Example: 200 survey responses: 120 Promoters (60%), 50 Passives (25%), 30 Detractors (15%). NPS = 60 − 15 = 45. This is a "great" NPS by general benchmarks and strong for most industries.
Important: NPS is always a whole number between -100 and +100. Passives count toward the denominator (total respondents) but are excluded from the NPS calculation itself — they are not promoters or detractors.
NPS Benchmarks by Industry
Comparing your NPS against your industry is more meaningful than comparing against a generic scale. Different industries have structurally different NPS ranges due to customer expectations, service complexity, and switching costs.

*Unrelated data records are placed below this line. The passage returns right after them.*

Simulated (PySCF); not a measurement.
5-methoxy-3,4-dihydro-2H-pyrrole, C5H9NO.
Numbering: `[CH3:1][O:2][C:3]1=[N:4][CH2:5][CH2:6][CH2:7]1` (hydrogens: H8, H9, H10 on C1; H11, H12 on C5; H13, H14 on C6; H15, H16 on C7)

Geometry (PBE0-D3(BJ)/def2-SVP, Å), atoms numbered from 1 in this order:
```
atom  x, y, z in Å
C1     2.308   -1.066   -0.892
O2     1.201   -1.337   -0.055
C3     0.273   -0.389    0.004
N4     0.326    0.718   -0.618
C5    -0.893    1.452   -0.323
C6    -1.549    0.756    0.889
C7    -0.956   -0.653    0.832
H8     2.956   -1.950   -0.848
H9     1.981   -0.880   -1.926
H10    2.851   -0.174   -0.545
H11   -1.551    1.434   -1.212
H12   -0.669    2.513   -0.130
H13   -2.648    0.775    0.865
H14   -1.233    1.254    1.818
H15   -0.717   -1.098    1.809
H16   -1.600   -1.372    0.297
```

- Consumer technology: 35–50. Apple NPS historically 60+. Top-quartile SaaS: 50+.
- Retail and eCommerce: 35–55. Amazon historically 55–65 in peak periods.
- Financial services: 15–35. Banks average 15–30; fintech disruptions often 40–60.
- Healthcare: 25–40. Significant variation between primary care and specialist services.
- Telecommunications: −10 to 20. One of the lowest NPS industries globally.
- B2B software / SaaS: 30–50. Enterprise buyers have higher expectations and complex needs.
- Professional services: 40–60. Strong personal relationships drive high promoter rates.
Transactional vs. Relationship NPS
There are two ways to deploy NPS surveys, each serving a different purpose:
Transactional NPS is triggered by a specific customer interaction: completing a purchase, closing a support ticket, finishing an onboarding session, or attending a training. It measures satisfaction with that specific touchpoint and allows you to identify friction points in your customer journey. Response rates are typically higher because the survey is contextually relevant.
Relationship NPS is sent on a time-based schedule (quarterly or semi-annually) to measure overall loyalty and satisfaction independent of any specific interaction. It provides a pulse check on the health of your customer relationships and is the version typically reported to leadership as a company-level KPI.
Best practice is to run both: relationship NPS for strategic tracking, transactional NPS for operational improvement of specific touchpoints.
How to Improve Your NPS
Close the loop with Detractors. Contact every Detractor within 24–48 hours of their survey response. A personalised outreach acknowledging their feedback and offering to resolve their issue converts a surprising number of Detractors into Passives or even Promoters — and prevents negative word-of-mouth from escalating. This is the single highest-impact NPS improvement action available to most businesses.
Identify the top detractor drivers. Analyse open-ended feedback from Detractors to find the top 3 themes driving low scores. Often, 60–70% of Detractor feedback clusters around 2–3 root causes: a product gap, a support experience, or a billing issue. Fix these systematically rather than case-by-case.
Activate your Promoters. Promoters are your best marketing asset — they just need a prompt. Ask Promoters for reviews on Google, G2, or Capterra. Invite them to referral programs, case study interviews, or community ambassador roles. Promoters who are engaged and asked tend to refer far more than those who are left to act spontaneously.
Improve onboarding. Many Detractors in SaaS are customers who never successfully activated the product. A structured, milestone-based onboarding that ensures every customer reaches their first key value moment within 14–30 days significantly reduces early-stage Detractor rates.
Track NPS cohorts over time. Rather than a single blended NPS, track NPS by customer cohort (month acquired), customer segment, and product plan. This reveals whether specific cohorts or segments have structurally lower loyalty — and points to root causes in acquisition quality, product fit, or service delivery for those segments.